The cut in funding is part of the Trump administration’s overall freeze on international aid.
By Batya Jerenberg, World Israel News
The U.S. has frozen funding for the Palestinian Authority’s (PA) security forces as part of the Trump administration’s overall freeze on international aid, The Washington Post reported Wednesday.
In Trump’s first stint as president, he stopped direct aid to the PA but continued funding the training of its security forces, which is implemented through the U.S. Security Coordinator’s Office (USSC) in Jerusalem.
The paper cited an anonymous former Israeli official as saying that the USSC “was not significantly affected” by the cut, as “other donors have committed to make up the shortfall.”
Palestinian sources say that there have been immediate ramifications due to the freeze.
A colonel in the PA’s Central Training Institute told the Post that as a result of the freeze, it had to stop construction of a virtual shooting range, although it was nearly complete.
The security forces officially learn to shoot this way due to security concerns. Israel forbids the importation of real bullets to the PA.
The tens of thousands of men dispersed among the various branches of the Palestinian Security Services are well-armed, however, as evidenced by the recent deadly clashes in Jenin, when the PA failed in its attempt to take control of the city that is a hotbed of terrorist groups, such as Hamas and Palestinian Islamic Jihad, that want to overthrow the Authority.
Another Palestinian official said that a meeting that had been organized between PA and American security forces to assess the PA’s performance in Jenin was indefinitely postponed.
The USSC has been providing direct financial and personnel assistance to Palestinian security organizations since 2005 and training them since 2007.
According to the State Department, besides upgrading the Palestinians’ military abilities to “assist in ending violence” internally, another major part of its mission is to “facilitat[e] security cooperation” with Israel and “setting security conditions for a peace agreement.”
One of its original aims was also to “allay Israeli fears about the nature and capabilities of the Palestinian Authority Security Forces (PASF),” in the words of Lt. Gen. Keith Dayton, who led the Office for its first five years.

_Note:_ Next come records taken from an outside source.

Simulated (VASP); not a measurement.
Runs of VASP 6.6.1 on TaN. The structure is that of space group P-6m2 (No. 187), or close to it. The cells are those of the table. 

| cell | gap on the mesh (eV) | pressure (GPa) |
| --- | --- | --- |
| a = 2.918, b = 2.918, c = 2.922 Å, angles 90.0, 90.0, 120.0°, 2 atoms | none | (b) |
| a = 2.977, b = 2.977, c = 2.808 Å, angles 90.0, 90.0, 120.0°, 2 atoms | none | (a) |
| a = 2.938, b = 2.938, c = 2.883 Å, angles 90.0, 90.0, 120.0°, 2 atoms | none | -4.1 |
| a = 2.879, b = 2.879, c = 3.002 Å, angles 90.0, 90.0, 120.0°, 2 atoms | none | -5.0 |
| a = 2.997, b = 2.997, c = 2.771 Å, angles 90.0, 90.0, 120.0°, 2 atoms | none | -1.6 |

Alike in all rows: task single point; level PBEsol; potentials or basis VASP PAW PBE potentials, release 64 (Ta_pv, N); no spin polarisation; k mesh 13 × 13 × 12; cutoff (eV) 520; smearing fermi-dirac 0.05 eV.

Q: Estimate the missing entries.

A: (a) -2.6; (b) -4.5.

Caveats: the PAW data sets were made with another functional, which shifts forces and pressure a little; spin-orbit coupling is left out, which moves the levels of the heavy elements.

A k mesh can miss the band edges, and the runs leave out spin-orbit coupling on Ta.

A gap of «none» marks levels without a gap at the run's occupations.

While top Israeli military and intelligence officials have considered security coordination with the PA as vital to the IDF’s anti-terror efforts in Judea and Samaria throughout the years, the government also sees the PASF as a danger.
Although potential recruits are officially extensively vetted by the U.S. for any affiliation with a U.S.-designated foreign terrorist organization and for human rights violations, Palestinian security personnel have been responsible for hundreds of terror attacks on Israeli civilians over the past two decades.